So I am having my first crack at the Red Seal IP plumbing exam this coming Friday and I am nervous as hell. Has anyone written the exam recently? Does anyone have any tips? I still have 5 more days out at school that is purely review time. I feel like I know the code book very good but some the non-residential stuff may really get me. Also everything I work on is in the the city so I have to do a crash refresher on my pumps and rural waste systems for sure. So if this is a bit of a ramble but I am just being nervous and am trying to start a thread to getting some tips.
I think I have the math, DWV, water sizing and most of the code book down pretty good. It's open book code. I don't know it inside out with regard to exact numbers but I know exactly how the book is organized and know where to find things.
Oh man am I nervous.
haha
I'm not going to lie to you it was actually quite a hard test. Many people fail the first go around. When I was in school the class that went through before me had a 79% fail rate!!!!!!!! My class wasn't that bad but still quite a few of them failed.

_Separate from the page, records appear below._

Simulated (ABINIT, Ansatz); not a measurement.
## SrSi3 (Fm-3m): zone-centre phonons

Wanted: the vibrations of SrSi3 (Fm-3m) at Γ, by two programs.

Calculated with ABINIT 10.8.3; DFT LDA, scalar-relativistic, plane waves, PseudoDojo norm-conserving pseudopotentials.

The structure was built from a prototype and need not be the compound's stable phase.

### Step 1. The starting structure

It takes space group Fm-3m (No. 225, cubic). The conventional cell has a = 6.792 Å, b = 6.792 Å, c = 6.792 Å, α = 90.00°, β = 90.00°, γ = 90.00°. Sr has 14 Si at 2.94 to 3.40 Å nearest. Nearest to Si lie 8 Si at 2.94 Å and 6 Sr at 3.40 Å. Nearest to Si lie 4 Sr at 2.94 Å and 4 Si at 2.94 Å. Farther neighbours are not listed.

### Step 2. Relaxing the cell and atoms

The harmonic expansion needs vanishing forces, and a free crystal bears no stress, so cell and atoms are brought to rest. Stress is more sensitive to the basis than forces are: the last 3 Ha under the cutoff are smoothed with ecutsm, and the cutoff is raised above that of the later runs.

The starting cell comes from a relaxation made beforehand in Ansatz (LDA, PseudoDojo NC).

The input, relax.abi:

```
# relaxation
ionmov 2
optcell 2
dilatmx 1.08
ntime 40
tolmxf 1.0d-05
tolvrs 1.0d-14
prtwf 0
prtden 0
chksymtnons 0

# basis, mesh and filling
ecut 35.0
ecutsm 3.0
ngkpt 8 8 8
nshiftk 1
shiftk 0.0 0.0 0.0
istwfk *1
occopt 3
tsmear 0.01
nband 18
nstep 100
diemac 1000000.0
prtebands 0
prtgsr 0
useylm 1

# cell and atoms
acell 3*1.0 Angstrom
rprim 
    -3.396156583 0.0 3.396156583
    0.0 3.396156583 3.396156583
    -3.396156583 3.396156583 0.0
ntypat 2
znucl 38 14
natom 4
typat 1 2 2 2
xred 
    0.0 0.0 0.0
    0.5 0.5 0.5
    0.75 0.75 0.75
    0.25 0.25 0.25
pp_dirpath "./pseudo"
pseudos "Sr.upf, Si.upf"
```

The thing about the IP test is that you get questions out of left field that no matter how much or how hard you study you won't know the answer to the question unless you've had real world experience in whatever they are asking you.
I would say that you should consider probably about 5% of the test to be questions like this. Your teacher *SHOULD* give you a rough percentage of whats dedicated to what on the exam. Like on my IP I got asked a question about a cooling tower. Well in BC here plumbers don't do cooling at all and there was nothign about that in my notes etc because its not even studied here.
The thing with the IP is that as long as 70% of the provinces plumbers perform a specific task it's eligible to asked about on the IP.
The other thing with the IP is that you can study a bunch of one thing and only get asked 2 or 3 questions on it. So you have to study EVERYTHING well and know a good portion about everything. So don't study too much of the stuff you already know very well.
One thing I did to save time was put TABS into my code book so that I could find each section easier. This helped quite a bit because you don't get that much time per question. I think it's 115 questions and you get 2 hours to write it. But don't quote me on that because I don't remember the exact numbers.
Anyway study hard and FOCUS when you're doing the test. Everyone has their own method of writting tests so stick to what you know and are good at. For me I just go through the questions one at a time and if I get stuck on a question I somehow mark the test so I come back to the question and I keep going. No sense in wasting time on questons you're just guessing at!
GOOD LUCK!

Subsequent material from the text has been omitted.